I Can Wonder What You Did With Your Day
(Secretly Canadian; 2009)
By Andrew Hall | 5 June 2009
I Can Wonder What You Did With Your Day may be something of a departure for Julie Doiron. Fred Squire (who also appeared on her collaboration with Mount Eerie last year) as well as former Eric’s Trip bandmate Rick White give many of these songs arrangements that stray at least partially from Doiron’s hushed acoustic guitar and vocal performances. This is a good thing. However, this is still a Julie Doiron record. Which means it’s a record of quietly devastated longing as she and her collaborators create a world in which nearly every sentiment never makes it past the proposal phase and her fragile vocals ultimately win out to exhausting effect.
The acoustic numbers, unsurprisingly, sound almost painfully intimate. Opener “The Life of Dreams” gives as much of the song’s mix to birdsongs as it does to either Doiron’s guitar or her voice and her delivery sounds only moments away from breaking down completely; despite the obvious presence of editing and production by way of panning and fades, she sounds as if she’s haunting a bedroom in the morning, giving a line as twee as “the light shines bright all through the night / and our dreams are making us nice stories” much needed additional gravity. “Nice to Come Home” doesn’t fare quite as well; the spare, clean arrangement and her straightforward personal narrative with statements like “you probably played guitar too / I’m sure ‘cause I know you always do,” is certainly sweet but it’s neither detailed nor well-executed enough to win over anyone but its addressee.
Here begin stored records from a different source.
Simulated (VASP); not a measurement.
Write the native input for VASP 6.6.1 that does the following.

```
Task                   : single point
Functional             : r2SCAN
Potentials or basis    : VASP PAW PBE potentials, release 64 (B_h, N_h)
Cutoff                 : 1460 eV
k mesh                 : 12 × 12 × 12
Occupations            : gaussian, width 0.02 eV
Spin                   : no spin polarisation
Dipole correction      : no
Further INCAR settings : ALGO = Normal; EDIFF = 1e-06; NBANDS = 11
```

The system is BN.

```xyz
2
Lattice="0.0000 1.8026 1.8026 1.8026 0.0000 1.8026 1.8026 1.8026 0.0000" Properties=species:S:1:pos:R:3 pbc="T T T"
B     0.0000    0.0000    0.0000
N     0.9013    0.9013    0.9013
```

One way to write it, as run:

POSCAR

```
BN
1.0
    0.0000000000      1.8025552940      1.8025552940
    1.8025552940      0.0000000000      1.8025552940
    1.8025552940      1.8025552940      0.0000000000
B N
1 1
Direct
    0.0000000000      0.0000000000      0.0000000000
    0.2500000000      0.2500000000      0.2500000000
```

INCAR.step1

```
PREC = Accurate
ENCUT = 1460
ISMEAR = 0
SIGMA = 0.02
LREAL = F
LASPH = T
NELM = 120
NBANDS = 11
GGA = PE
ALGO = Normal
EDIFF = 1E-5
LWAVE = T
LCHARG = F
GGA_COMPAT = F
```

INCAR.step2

What makes the record stand out from Doiron’s extensive back catalog are the louder, more electric Squire/White collaborations. “Spill Yer Lungs” opens with low, heavy riffs that underpin a narrative in which Doiron starts every line with “could” and “would” then turns to “we’re gonna” in the song’s final lines; the surprising menace of the song’s main riff seems almost at odds with Doiron’s world of hands in lovers’ back pockets, jokes that aren’t that funny, and screaming together. On “Tailor” she uses a similar construction as a trebly lead repeats beneath an exploration of “If I were…” phrases, and an also trebly beginning to “Heavy Snow” builds into an agitated air with criss-crossing bolts of jagged guitar. The simple energy of these more forceful arrangements behind Doiron’s gentle directness helps me cope with how singular her lyrical focus—missing the hell out of people and letting them know it—tends to be over the course of twelve songs. Though it should also be noted that the production shifts are often jarring with the album sequenced as it is.
Amidst the genteel mess the two highlights are “Consolation Prize” and “When Brakes Get Wet.” The former sees Doiron navigate break-up tedium over an upbeat arrangement, complete with her shouting “Look out!” and the sound of something getting smashed between verses; the latter sports the album’s most electronic production with popping percussion, keyboard, and acoustic loop sticking out almost immediately on a record that otherwise sounds so very folk. The ghostly “Blue” is also gorgeous; its reverb-drenched, minimal wash shimmers and serves as proof that Doiron doesn’t always have to shoot for endearing—her vocals work beautifully in this more ethereal context.
Despite some engaging song-craft, however, the album overall feels lacking in real substance and its fixations leave me blasé. It doesn’t fall into the traps I associate with anti-folk (being part of a non-genre that I can in no way differentiate from folk-pop, having any kind of association with the Moldy Peaches, annoying the fuck out of me, etcetera), but its most twee moments come dangerously close. It’s all very sweet and very sincere, obviously, but what exactly am I supposed to do with it?